SchrodingerZhu / snmalloc-rs

rust bindings of snmalloc

Geek Repo:Geek Repo

Github PK Tool:Github PK Tool

failing compilation with musl

Licenser opened this issue · comments

Hi,
I'm trying to build an application using snmalloc in with a statically linked musl libc instead of the gnu libc, during that we've been running in a few problems.

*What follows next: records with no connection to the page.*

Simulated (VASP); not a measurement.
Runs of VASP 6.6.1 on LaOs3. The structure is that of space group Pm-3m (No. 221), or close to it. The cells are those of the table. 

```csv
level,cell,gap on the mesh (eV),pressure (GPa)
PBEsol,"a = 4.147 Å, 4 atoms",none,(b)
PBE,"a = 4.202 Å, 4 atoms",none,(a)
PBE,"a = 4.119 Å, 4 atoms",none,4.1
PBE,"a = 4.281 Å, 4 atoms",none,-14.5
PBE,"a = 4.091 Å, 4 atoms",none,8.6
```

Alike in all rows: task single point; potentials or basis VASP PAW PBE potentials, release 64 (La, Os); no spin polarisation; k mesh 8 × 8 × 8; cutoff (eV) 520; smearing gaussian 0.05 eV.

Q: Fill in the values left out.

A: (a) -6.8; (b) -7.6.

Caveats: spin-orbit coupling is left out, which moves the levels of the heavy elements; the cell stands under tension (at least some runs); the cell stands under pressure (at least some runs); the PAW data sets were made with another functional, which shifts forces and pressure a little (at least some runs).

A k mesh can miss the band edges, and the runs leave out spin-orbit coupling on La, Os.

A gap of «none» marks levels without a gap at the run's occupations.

I am not sure 100% where the issue orriginates, from my research it seems to be related to the usage of C++ and global destructors.

The error boils down to:

/usr/local/bin/../lib/gcc/x86_64-linux-musl/9.2.0/../../../../x86_64-linux-musl/bin/ld: /target/x86_64-unknown-linux-musl/debug/deps/tremor-17be01d5a5f619ac: hidden symbol `__dso_handle' isn't defined

To make it easy I've created a minimal reproduction with nothing but snmalloc-rs and a mainline function:

https://github.com/Licenser/snmalloc-musl

The error can be triggered by simply running make, it will build a musl docker image and then try to compile the application in it.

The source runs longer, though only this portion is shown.